The Illinois Senate sent Gov. Rod Blagojevich a bill that would increase the state's minimum wage to $7.50 an hour in July, one of the highest rates in the country.
Blagojevich is expected to sign the measure, which he and fellow Democrats championed during the campaign for the November general election. It was approved on a 40-17 Senate roll call.
The proposal, approved by the House a day earlier, would boost the state's current $6.50 minimum wage by $1 an hour. It also would include annual increases that would eventually bring the wage rate to $8.25 an hour by 2010.
The measure allows a 50-cent-per-hour reduction in the minimum wage for workers under age 18 and for probationary workers.
As they prepared to wrap up their two-week veto session, lawmakers failed to stop a scheduled 22-percent increase in residential electrical rates for Commonwealth Edison Co. customers. The hike is to take effect in January when a 10-year rate freeze expires.
Senators today voted their own plan to phase in the rate increases, but the House won't consider the proposal, as Speaker Michael Madigan (D-Chicago) instead prefers a three-year extension of the rate freeze.
Senate President Emil Jones (D-Chicago) favored a three-year phase in of the higher rates. Jones chastised Madigan -- though not by name -- for pushing the rate freeze for populist political reasons.

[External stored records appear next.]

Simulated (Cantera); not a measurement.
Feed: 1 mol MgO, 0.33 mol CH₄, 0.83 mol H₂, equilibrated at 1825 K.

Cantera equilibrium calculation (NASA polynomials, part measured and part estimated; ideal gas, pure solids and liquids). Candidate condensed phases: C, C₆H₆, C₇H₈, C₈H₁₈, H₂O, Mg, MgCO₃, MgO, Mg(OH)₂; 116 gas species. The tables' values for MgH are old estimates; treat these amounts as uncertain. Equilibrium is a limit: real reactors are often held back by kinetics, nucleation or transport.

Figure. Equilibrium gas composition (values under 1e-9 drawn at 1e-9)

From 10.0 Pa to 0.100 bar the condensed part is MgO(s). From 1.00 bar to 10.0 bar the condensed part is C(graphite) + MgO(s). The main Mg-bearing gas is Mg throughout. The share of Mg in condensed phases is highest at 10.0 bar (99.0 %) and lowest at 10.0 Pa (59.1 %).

The minimum-wage vote came after Senate Democrats led the 40-16 passage of a plan to phase-in utility rate increases for ComEd residential customers by 7 percent for the next two years and 8 percent in the final year. Madigan has staunchly favored a continuation of an electric rate freeze for another three years.
Madigan's plan to impose a rate freeze didn't get enough votes to take effect immediately, but the plan is likely to come up again next month in the waning hours of the lame-duck legislature, when it will take fewer votes to pass.
Earlier today, state senators approved the funding needed to give themselves a 15.6-percent pay raise, voting to increase their paychecks beyond the 10 percent boost they approved two weeks ago.
The move marks the second time the Senate has voted to ratify higher paychecks since the Nov. 7 general election.
Legislation to fund the full 15.6-percent pay hike now goes to the House, where it faces an uncertain future. Madigan has questioned why the Senate waited until after the election to take action on higher salaries.